East Grand was one of five finalists selected from schools across the country for the 2019 SETDA Annual Student Voices Award
Washington, D.C. — U.S. Senator Susan Collins met with a group of students and teachers from East Grand School in Danforth, Maine, who were selected as finalists for the 2019 State Education Technology Directors Association’s (SETDA) Annual Student Voices Award. SETDA recognizes K-12 schools that have leveraged technology to dramatically improve educational experiences and achievement. This year’s theme was “The Future of Work,” and finalists were selected based on their innovative approaches to preparing students for careers. East Grand School was nominated for developing a project-based learning curriculum that empowers students through hands-on learning by blending innovative uses of technology with engagement in the school’s outdoor environment and local community.
The East Grand students were in D.C. to share their projects with educational technology leaders from across the country and world during SETDA’s Annual Leadership Summit. They were able to show how even in a rural and isolated area they have many opportunities to gain skills that will position them well for the future and how a school can be created so that all students have voices that matter. With the school’s project-based learning curriculum, which intentionally integrates technology, educators have seen students become more willing to take risks, be more persistent when challenged by learning, show empathy, encourage others more readily, and communicate more efficiently when working in groups.
“I was such a pleasure to congratulate this impressive group of students from East Grand on their achievement as one of only five finalists in SETDA’s annual competition,” said Senator Collins. “East Grand’s entire school community worked hard to create a truly unique learning environment, which inspires confidence, promotes team building, and encourages the pursuit of knowledge. The project-based curriculum’s focus on integrating technology will prepare these students for a bright future.”

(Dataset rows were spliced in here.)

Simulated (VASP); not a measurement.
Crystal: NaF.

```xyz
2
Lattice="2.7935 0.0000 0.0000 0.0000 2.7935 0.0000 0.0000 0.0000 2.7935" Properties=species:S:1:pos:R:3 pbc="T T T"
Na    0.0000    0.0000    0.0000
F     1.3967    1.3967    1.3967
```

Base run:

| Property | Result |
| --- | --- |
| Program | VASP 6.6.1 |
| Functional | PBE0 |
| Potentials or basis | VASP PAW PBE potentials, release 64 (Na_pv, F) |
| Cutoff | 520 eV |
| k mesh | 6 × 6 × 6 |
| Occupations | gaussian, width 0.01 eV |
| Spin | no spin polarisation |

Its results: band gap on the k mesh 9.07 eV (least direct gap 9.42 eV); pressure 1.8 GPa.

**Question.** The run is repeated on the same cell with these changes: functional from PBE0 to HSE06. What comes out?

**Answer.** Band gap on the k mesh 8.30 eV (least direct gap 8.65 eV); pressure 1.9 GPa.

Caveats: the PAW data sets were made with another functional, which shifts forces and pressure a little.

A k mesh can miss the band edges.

The group included 9th grade students Emma Davis and Madison Napoli and 7th grade students Nathan Frye and Lucas Potter. The students were accompanied by East Grand Principal Margaret White; teachers Jill Plummer, Kim Gray, and Jennifer Fronczak; and Maine Department of Education Digital Learning Specialist Amanda Nguyen.
During their meeting, the students presented Senator Collins with a 3D-printed ornament they made featuring their school’s mascot. 3D printing is an example of one of the skills students learn in their project-based program. East Grand’s 3D printer was purchased through a grant provided by the Perloff Family Foundation, a Maine-based charity created by Dave and Sandy Perloff to foster STEM education in schools across the state. The Perloffs have donated 500 3D-printers for PreK-12 schools in Maine over the past three years and continue to support educators with professional learning opportunities.
SETDA, founded in 2001, is the national non-profit association representing the interests of U.S. state and territorial educational technology leadership. The organization’s mission is to build and increase the capacity of state and national leaders to improve education through technology policy and practice.